Tuesday, August 29, 2006

STOP IT, YOU'RE KILLING ME!

For the last few months, since I started working in the wonderful world of gay and lesbian media, I've been reminded of something that first irritated me back when I was a volunteer member of the Melbourne Queer Film Festival's programming committee.

Positive images. Positive representation of gays and lesbians in the media.

The reason I first got involved with the MQFF was because at the time I was hanging out on Melbourne's punk scene and publishing my own queercore zine The Burning Times, and I was rapidly getting pissed off with the festival's lack of diversity in the film it showed. There was a thriving scene of gay punks, lesbians goths, etc around the world, but no sign of it on screen. I wanted to change that.

The final straw for me was a decision by the then-director of the festival to ban the film Frisk (based on a novel by Denis Cooper about a guy who may or may not be a gay serial killer) on the basis that is didn't represent 'positive images of the gay and lesbian community.'

I can understand such an attitude, but I can't condone it. Yes, queers have been misrepresented constantly on the silver screen, as Vitto Russo explored so eloquently in The Celluloid Closet, and which I discussed here, in an article about Brokeback Mountain earlier this year. But in this day and age, surely we can be allowed to present more realistic explorations of gay and lesbian life?

I got my own back, though - after I became a festival programmer, not only did I program Frisk, I also programmed Hard, a hard-hitting albeit badly acted film about a gay serial killer toying with a closeted cop. Plus I got to screen several films, often documentaries, exploring queercore and other GLBT subcultures, but that's a whole other blog entry...

Now don't get me wrong, I haven't been forbidden to write articles for MCV that show the queer community in a bad light, but having just finished a piece about a transgendered killer in NSW whose parole has been repealed, the whole issue has bubbled back to the top of my memory.

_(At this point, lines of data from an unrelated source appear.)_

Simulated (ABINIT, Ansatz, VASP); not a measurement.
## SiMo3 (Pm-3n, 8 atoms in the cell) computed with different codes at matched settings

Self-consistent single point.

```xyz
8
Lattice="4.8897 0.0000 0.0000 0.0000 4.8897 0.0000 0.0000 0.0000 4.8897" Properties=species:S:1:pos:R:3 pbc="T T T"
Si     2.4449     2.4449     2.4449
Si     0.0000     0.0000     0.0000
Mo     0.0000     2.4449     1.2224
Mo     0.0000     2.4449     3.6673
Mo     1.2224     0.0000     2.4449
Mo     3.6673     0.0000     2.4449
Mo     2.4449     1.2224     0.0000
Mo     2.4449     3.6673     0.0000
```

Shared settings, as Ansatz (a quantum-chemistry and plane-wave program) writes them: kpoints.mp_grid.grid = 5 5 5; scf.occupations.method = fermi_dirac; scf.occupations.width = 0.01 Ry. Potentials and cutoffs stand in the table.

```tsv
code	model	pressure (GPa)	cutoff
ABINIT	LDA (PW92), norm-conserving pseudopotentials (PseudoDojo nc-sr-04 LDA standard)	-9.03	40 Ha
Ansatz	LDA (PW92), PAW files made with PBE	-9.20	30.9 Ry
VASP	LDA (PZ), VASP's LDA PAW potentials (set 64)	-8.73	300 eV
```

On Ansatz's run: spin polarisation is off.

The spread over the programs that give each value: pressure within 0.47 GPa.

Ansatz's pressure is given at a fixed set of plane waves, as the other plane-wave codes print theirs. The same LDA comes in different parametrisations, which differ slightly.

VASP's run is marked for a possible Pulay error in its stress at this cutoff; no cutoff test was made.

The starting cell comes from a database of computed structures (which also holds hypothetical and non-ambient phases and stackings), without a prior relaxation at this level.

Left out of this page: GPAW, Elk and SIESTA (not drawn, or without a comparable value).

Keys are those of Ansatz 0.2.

Because, let's face it, there have been some pretty murderous queers from time to time:
  • John Wayne Gacy - not only the subject of a beautiful song by Sufjan Stephens, but a cold-blooded killer of young men who dressed up in a clown suit (pictured, right).
  • William Bonin, the 'Freeway Killer', described as 'the poster boy for capital punishment' by Californian Governor Pete Wilson (himself the subject of a Dead Kennedys song).
  • The quietly-spoken, necrophilliac, cannibal Jeffrey Dahmer (the subject of a bad B-grade film), pictured right, who confessed to killing 16 young men and boys in the US city of Milwaukee.
  • Over in the UK there was Colin Ireland, who claimed to be straight, but if you ask me, anyone who sets out to become a serial killer by specifically targetting gay men has got more than a few screws loose, one of which was probably related to his sexuiality...
  • And of course, there's Dennis Nilsen, who killed his victims because he couldn't stand men leaving him, and who, amongst other things, inspired a work called Dead Dreams of Monochrome Men by UK dance company DV8 Physical Theatre...
So let this be a warning to all the gay-bashers out there: be careful - or one of us might kill you and eat you!


And apologies to anyone who's been told via Bloglines that I've uploaded this post numerous time - I've been editing some spelling mistakes and trying to get the placement of the pictures right...

5 comments:

Anonymous said...

*wave*
Hi Richard, blithespirit here from the old aus.culture.gothic days.

Just wondering where you think Headon would fit into this continuum of positive/negative portrayal of gays?
I thought Headon was a great movie, and was subsequently disappointed (and pretty horrified) by Kokkinos' latest at MIFF, Book of Revelation.

richardwatts said...

Haven't seen Book of Revelations yet, blithespirit, but am seeing it tonight.

In terms of Head On, I'd say it's a pretty balanced portrayal of queer life - it's neither obsequiously positive, nor aggressively negative.

Anonymous said...

In fact, the gay-bashers should be even more careful because 'one of you' might kill and eat them, and then another 'one of you' might write a song/poem/film/ballet about the murder. And their role would be played by 'one of you.' How ironic!

richardwatts said...

LOL - excellent point, groverjones!

Glenn Dunks said...

Whoa, I totally didn't realise who you were!

I remember reading that article in The Age. I'm sure there's been others?